Silverstein |
Shel Silverstein wrote hundreds of poems, many set to music, ranging from kid's verses (they're in a book called "A Light In The Attic") to adult poems (e.g. "Stacy Brown Got Two") to his many great country songs ("A Boy Named Sue," "The Cover of the Rolling Stone," "Hey Loretta," and "Daddy, What If?" among them). But "Sylvia's Mother" is probably his best-known song, and his most autobiographical.
The record |
In the story, the family surname is changed to Avery, probably to save the Pandolfis from everyone knowing the whole deal. Mrs Avery tells the forlorn young man that Sylvia is getting married, and trying to start her life all over in Galveston. And the heartwrenching line is when she asks the dude not to say anything to her because she might start crying and want to stay, missing the 9 o'clock train. She then reminds Sylvia to take an umbrella "cause it's starting to rain" and come back to wrap up the phone call. She does, however, sort of leave the back door open again by saying thanks for calling, and won't you call back again?

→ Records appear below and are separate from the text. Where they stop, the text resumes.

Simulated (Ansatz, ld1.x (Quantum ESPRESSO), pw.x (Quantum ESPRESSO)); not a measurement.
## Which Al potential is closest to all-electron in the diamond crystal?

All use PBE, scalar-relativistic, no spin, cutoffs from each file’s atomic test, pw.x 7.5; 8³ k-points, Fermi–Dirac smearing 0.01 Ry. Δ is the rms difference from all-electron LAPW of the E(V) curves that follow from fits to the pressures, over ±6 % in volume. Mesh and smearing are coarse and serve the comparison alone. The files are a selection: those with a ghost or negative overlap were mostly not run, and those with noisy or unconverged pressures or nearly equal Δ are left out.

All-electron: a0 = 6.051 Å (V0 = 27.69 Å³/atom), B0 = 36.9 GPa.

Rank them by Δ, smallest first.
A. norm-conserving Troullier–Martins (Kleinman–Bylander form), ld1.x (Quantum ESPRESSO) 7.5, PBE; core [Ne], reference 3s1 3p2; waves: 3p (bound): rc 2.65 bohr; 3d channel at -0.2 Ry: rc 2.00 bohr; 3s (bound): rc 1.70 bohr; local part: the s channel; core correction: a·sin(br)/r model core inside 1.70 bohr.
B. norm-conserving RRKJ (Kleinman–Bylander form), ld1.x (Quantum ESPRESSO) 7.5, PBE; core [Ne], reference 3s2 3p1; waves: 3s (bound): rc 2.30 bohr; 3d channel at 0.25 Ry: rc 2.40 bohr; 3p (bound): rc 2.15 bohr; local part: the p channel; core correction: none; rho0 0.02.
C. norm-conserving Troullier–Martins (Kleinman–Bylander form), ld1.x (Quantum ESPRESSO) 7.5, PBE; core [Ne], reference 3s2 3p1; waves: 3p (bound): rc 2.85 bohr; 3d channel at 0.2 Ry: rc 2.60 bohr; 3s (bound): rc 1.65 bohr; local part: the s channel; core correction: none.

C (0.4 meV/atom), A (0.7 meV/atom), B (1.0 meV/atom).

Unless that was just to be polite. And the guy is on a pay phone and the operator keeps asking for 40 cents more...
It's a sad song, and if you watch this video, you get to hear the real whole deal! It's amazing to find that there were real people involved in what seemed to be a fictional heartbreak. And Mrs Pandolfi comments that the song made her seem kind of brusque to the caller, but she doesn't remember it that way! She doesn't want to comment too much about her daughter's business, but I find it remarkable that she recalls Silverstein - a man so adept at the written word - saying that he is not much for writing letters, but prefers to communicate by phone call.
The bonus to the video is, it's captioned, for those who can read Dutch.
And, the local connection to Baltimore? Shel later had a daughter Shoshanna born in 1970, with Susan Hastings. Ms Hastings died 5 years later in Baltimore, and afterwards, her aunt and uncle, Meg and Curtis Marshall, raised Shanna until her death of a cerebral aneurysm in Baltimore in 1982 at the age of 11. Shanna was a student at the Bryn Mawr School in Baltimore, and her death, said a friend, was "the single most devastating event of (Shel's) life, and he never really did recover from it." He died at age 69 in 1999.